Price of the ProSports Sponsors ETF (FANZ) vs S&P 500 from July 2017 to July 2018.
Price of the ProSports Sponsors ETF (FANZ) vs S&P 500 from July 2017 to July 2018.

Of course, there’s one giant caveat to the success of the fund: How much of the rise in share price of these companies can really be credited to their sports partnerships? Very little, many investors would say.

But Fullerton makes the case that the exposure these brands get from their sports sponsorships, and the positive sentiment that generates for them among sports fans, shouldn’t be waved off. “When these brands are supporting their sport of choice, [sports fans] tend to gravitate towards those brands,” he says.

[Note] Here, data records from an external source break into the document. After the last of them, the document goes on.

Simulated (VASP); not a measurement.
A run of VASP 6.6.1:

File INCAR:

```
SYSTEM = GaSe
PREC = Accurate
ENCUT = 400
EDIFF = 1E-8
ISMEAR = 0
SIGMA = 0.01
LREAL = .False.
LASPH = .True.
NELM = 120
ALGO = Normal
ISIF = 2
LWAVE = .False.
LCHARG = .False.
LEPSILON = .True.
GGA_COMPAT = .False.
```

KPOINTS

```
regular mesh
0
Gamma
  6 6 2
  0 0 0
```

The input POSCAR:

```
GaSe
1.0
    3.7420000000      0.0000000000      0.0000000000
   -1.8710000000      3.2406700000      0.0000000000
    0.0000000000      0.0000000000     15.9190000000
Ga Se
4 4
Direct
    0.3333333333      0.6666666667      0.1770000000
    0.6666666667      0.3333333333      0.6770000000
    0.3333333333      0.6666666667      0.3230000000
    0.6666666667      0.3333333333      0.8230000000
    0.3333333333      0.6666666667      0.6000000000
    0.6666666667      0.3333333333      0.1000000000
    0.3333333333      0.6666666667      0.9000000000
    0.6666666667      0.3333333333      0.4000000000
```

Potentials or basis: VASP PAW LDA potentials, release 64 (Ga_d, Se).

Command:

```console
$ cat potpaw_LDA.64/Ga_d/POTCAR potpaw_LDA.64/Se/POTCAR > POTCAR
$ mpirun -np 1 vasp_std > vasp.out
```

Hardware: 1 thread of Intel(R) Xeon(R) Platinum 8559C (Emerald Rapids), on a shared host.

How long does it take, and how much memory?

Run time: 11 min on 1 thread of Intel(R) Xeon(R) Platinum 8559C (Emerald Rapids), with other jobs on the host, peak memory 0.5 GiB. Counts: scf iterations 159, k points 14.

He cites Microsoft as an example: its Surface tablet is the official tablet of the NFL. “After a team goes out on downs, everyone sees the quarterback holding a tablet, and it’s a Surface tablet by Microsoft,” says Fullerton. “That has been so successful for them that Apple said, ‘We want in on that.'” (In 2016, Apple made a deal with Major League Baseball to put iPad Pros in every dugout.)

Fullerton also makes the case that the health of sponsor stocks is a reminder that for all the talk about the NFL’s decline, football “is still the biggest game in town. If you look at the fan, they’re still watching the NFL and other leagues on other devices. It might not be television, but they’re still catching snippets. And they see those sponsors.”

Of course, being a sports sponsor puts a brand at risk, at any moment, of some kind of scandal associated with a league, team, or individual player. And for the brands associated with the NFL, in 2018 there’s the particular risk of political controversy. As Brian Cristiano of ad agency Bold Worldwide tells Yahoo Finance, “Brands are nervous behind the scenes” right now amidst the declining ratings and political turmoil the league faces.

But Fullerton says sponsors will continue to thrive. “When you look at a Nike or Budweiser, or Gatorade, brands that rely so much on sports for their revenue streams, I think there can be some risk associated,” he says. “But there are always going to be sports fans out there, and there are always going to be people watching sports and passionate about it, and I think the brands associated will always ride that wave, regardless of scandals.”